Proteas captain Temba Bavuma has given me some serious food for thought, writes MORGAN BOLTON.
I am on a journey with Siya Kolisi at the moment.
After nearly a month, I finally got my hands on the Springbok captain’s autobiography, Rise, and so far I am appreciating the level of honesty and frankness within the book. It should come as no surprise that Kolisi has become something of a cult hero to many, and I admit unashamedly, that I am one of his fans.
So, as I turn every page of his book and explore the revelations of his professional and personal life, I find myself humanising him more and respecting the man behind the jersey even moreso. This got me thinking about the other captains of the “Big 3” sports that South Africans simply cannot get enough of.
Earlier this year, Bafana Bafana coach Hugo Broos named goalkeeper Ronwen Williams as his captain for the men’s senior national team, and the 29-year-old right now seems to have been an inspired choice. The goalie led from the front, while minding from the back, in the recent 2022 World Cup qualifiers, especially away against Ethiopia.
If he remains in form, there is no doubt that he will achieve great things as captain. He is not yet as talismanic as Kolisi, to be sure, but then again he has only had a handful of games to make a statement.
Which brings us to Temba Bavuma of the Proteas.
Now, don’t get me wrong. I love me some Bavuma in my life, especially when he hits on the drive, but up until this week, I was very much indifferent towards him as captain of the limited-overs team.
Perhaps it was due to my current melancholy concerning the men’s senior national side, that informed this apathy towards a fine cricketer, but his appointment did not give me pause and ponder whether he was the right man for the job.
Earlier this week, I expressed my opinion that I do not believe that there is a team spirit within this Proteas squad, and that it was rather a collection of talented individuals that come together to play a team sport. I still believe this to be true, but Bavuma has given me some serious food for thought.

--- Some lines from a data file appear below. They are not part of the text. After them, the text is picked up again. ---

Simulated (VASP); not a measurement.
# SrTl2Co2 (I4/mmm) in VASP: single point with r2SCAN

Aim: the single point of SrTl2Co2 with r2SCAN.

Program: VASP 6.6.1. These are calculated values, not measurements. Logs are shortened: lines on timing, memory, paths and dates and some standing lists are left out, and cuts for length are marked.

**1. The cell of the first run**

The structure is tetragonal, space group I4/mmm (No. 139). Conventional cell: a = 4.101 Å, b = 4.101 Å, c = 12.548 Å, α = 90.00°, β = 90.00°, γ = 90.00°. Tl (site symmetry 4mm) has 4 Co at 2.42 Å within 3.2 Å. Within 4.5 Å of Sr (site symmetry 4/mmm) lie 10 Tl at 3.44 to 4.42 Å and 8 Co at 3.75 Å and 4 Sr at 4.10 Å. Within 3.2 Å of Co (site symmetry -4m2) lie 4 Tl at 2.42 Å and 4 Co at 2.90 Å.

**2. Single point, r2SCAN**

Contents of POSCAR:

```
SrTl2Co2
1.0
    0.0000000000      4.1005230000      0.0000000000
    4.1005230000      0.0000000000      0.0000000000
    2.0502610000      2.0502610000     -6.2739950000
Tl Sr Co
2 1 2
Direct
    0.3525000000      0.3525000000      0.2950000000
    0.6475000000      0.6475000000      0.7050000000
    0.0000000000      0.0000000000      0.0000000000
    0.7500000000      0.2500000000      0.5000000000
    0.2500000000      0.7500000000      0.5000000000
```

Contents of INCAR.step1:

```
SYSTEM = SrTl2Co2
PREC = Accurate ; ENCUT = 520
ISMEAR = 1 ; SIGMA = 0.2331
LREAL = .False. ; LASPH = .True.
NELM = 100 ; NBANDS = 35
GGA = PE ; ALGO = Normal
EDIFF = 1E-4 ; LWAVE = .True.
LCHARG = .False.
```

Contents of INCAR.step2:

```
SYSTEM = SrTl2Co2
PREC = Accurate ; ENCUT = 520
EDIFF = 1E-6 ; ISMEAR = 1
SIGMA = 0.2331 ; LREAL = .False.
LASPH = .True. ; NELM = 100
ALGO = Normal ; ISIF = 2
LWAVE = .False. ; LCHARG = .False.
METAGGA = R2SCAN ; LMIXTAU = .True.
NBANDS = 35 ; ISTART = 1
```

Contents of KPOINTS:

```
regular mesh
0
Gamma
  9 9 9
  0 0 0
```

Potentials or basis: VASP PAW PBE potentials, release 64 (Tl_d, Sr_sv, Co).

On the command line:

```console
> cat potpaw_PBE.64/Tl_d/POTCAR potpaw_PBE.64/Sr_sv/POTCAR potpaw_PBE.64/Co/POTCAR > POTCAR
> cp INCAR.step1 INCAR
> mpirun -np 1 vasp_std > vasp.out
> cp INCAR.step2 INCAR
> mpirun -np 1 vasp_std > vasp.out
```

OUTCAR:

The entire, unfortunate fiasco with Quinton de Kock this week due to his withdrawal from the West Indies match after Cricket SA’s badly timed directive that all players must take the knee, showed us a side of the skipper we haven’t seen yet.
In a situation wherein emotions were highly charged and threatened to implode within the squad and explode among the Proteas’ fan base, the batsman ascended into his leadership role proper. He handled a tough situation with firm honesty and was sincere and empathetic.
In this regard, being the captains of the Boks and Proteas are kindred in spirit as the skipper must transcend their sport, and become an icon of unity in an often-divisive nation. Bavuma did that this week.
As De Kock said in his apology regarding the West Indian affair: “People might not recognise, but he (Bavuma) is a flipping amazing leader.”
And right now, I think it is fair to say that Bavuma, along with Kolisi and in time Williams, are leaders that we can all look up to.